Bulgaria is a fantastically beautiful country that somehow tourists seem to have forgotten. From forests to mountains to beautiful beaches it is a perfect vacation destination for those looking to get away to a place both friendly and exciting. Its capital, Sofia, holds many ancient and amazing wonders. Among the most interesting is the Boyana Church. Constructed in three stages, the first portion of the church was built beginning in the late 900s. Its early heritage mingles with two later builds in the 13th century and the final construction in the 1800s. These three buildings are home to some of the most well preserved and inspiringly lovely medieval frescos and paintings. Just walking onto the holy grounds of the Bulgarian Orthodox church at the foot of Mt. Vitosha gives you the same awestruck feeling that must have been experienced by the royalty and upper class who worshiped here for nearly a thousand years.

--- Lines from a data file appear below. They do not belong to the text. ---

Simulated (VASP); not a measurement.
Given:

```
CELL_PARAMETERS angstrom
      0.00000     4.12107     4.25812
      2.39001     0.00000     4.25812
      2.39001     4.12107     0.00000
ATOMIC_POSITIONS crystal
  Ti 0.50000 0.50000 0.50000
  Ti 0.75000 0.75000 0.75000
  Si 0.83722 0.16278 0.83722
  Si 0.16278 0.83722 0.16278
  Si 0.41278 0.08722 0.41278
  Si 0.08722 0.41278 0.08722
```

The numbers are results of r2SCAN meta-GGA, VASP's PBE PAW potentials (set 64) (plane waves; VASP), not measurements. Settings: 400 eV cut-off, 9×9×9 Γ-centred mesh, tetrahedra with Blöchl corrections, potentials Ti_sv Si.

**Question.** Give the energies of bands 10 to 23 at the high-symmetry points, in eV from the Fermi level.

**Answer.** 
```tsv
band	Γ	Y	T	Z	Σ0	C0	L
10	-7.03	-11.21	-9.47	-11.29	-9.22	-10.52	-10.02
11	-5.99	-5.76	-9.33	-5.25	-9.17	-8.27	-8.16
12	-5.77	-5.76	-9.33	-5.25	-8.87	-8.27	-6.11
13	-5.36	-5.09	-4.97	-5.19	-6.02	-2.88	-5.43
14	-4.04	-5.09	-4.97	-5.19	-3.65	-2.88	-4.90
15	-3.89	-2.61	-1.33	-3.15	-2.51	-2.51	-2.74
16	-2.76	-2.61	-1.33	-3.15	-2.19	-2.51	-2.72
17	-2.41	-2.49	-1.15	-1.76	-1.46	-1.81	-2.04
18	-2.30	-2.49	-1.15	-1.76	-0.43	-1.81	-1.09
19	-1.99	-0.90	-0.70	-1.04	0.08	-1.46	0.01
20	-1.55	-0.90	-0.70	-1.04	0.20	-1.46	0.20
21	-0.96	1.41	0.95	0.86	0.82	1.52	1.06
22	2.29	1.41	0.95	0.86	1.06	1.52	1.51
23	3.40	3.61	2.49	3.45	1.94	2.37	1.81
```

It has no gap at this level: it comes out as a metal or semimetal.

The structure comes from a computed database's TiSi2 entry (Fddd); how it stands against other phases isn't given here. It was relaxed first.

By far Boyana Church’s biggest draw is its many magnificent frescos. Added in 1979 to UNESCO’s World Heritage Sites, it is considered to be among the most pristinely preserved and complete examples of Eastern European medieval art. The greatest concentration of these works is in the second central building. Known as the Boyana Masters (as they were unable to sign their works), the names of these wonderful artists has been lost to time and culture. Church leaders felt their hands were being guided by God and therefore the paintings were not truly creations of their own (though one crafty artist, Vasiliy, managed to hide his name under a layer of plaster). Each face captured in time is expertly executed in minute detail. What remains a mystery is how the painters figured out how to create three dimensional effects in these 13th century works as the techniques to do this are considered to have originated in the 16th century. One of the favorite frescos is that depicting the life of St. Nicholas. In eighteen realistically portrayed scenes, you see the triumphs and struggles he experienced clearly reflected in his emotive face. There are also a few 11th century paintings viewable through cracked plaster that are quite simply stunning.
Surrounded by a fragrant garden of well tended wildflowers, forests, and majestic mountains your entrance to Boyana Church feels like a walk back in time. And as this beautiful country is relatively untouched by tourists, you can generally expect your guided tour to be customized to your group’s interests. The interior visit is limited due to the delicate nature of the frescos (although new high-tech methods are being utilized to preserve them) but even 15 minutes will leave an indelible mark on your psyche. Entry is extremely reasonable at around $1.00 (USD) per person. The museum is another $7.00 (USD). Considering the ancient medieval glory held within these walls it is worth so much more. An insider’s secret, Bulgaria holds many treasures, with Boyana Church being among (but lot the least of) the most spectacular. Any visit to Eastern Europe requires a tour of this little known gem of the republic.